The Lakers are seven games away from seeing their second consecutive worst season in franchise history come to its merciful conclusion, and, for a variety of reasons, Byron Scott isn’t all that interested in seeing Nick Young try to return for any of those contests.
Young has been sidelined with a knee injury since late February, and has missed his team’s last 20 games.
But whether he ends up being healthy enough to go or not before the season is finished, Scott doesn’t anticipate him being able to get back on the floor the rest of the way.
“I haven’t even even talked to (head athletic trainer) Gary (Vitti), to be honest with you,” Scott said. “My feeling really is that, with seven games left, he probably won’t play the rest of the season. Like I said, the last report that I did get on him — which was when we were on the road — was that he really wasn’t making much progress.” …
“Being out as long as he’s been out with seven games to go, I don’t really see how he can probably play,” Scott said. “He’s got to get back into game condition and things like that. So I don’t think there’s a chance he’s going to play in the next week.” …
“It’s just a matter of him getting healthy … and understanding going into next year his priorities need to be a little different,” Scott said. “He’s a home run or a strikeout type guy on the offensive end. Just like I told him: He has to elevate his game.
“He has to grow as a basketball player if he wants to continue to play in this league for a long time. He has to get better moving without the ball; being able to defend people a little bit better; and be a better off-the-ball defender as well.”
Scott is a realist for the most part, at least when it comes to evaluating the overall talent level of his players. He and Young have clashed at times over Young’s style of play, which is to some extent completely understandable.
But what’s indisputable is the fact that no good can come of Young returning this season, in any capacity.

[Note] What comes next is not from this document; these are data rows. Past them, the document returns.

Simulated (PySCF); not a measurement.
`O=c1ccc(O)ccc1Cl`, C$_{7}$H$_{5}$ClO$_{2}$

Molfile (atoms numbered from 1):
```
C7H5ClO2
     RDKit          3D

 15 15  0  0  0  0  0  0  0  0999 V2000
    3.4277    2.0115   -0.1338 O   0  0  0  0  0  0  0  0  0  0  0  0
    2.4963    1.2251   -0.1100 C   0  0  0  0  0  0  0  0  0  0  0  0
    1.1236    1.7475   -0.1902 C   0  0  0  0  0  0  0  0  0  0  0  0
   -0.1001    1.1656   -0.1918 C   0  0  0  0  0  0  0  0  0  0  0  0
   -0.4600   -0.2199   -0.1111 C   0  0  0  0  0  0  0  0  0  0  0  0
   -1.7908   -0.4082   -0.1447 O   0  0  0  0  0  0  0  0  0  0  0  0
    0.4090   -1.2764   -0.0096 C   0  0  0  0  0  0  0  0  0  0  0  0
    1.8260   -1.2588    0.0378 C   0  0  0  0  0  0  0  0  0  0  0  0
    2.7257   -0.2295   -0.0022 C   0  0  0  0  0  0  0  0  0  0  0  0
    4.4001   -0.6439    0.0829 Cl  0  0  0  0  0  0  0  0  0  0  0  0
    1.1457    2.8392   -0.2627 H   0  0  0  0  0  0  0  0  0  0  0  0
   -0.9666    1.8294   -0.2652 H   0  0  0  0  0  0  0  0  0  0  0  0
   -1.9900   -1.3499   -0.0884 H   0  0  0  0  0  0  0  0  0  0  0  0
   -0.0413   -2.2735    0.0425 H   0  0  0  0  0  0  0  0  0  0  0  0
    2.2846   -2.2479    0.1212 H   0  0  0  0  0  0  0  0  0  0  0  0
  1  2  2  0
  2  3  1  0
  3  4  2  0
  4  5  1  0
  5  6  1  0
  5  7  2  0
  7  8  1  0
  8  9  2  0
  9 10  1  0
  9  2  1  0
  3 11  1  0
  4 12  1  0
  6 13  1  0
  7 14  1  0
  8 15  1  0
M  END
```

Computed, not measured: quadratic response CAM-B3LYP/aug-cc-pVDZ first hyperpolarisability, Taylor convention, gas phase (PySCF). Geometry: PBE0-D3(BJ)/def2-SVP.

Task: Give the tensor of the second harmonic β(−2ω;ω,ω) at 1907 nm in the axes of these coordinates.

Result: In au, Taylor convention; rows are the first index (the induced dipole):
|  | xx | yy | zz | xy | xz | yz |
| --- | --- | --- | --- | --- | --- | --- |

The Lakers already have earned wins over the Sixers (twice) and the Timberwolves in their last eight games, which could potentially be damaging to their chances of retaining their pick in this summer’s draft.
L.A. only gets to keep the pick if it lands in the top five, and beating up on other bottom feeders only works against that cause.
Adding Young back into the fold would similarly work against that unseemly but necessary goal, which may be at least part of the reason that Scott is so eager to rule Young out for the remainder of the season.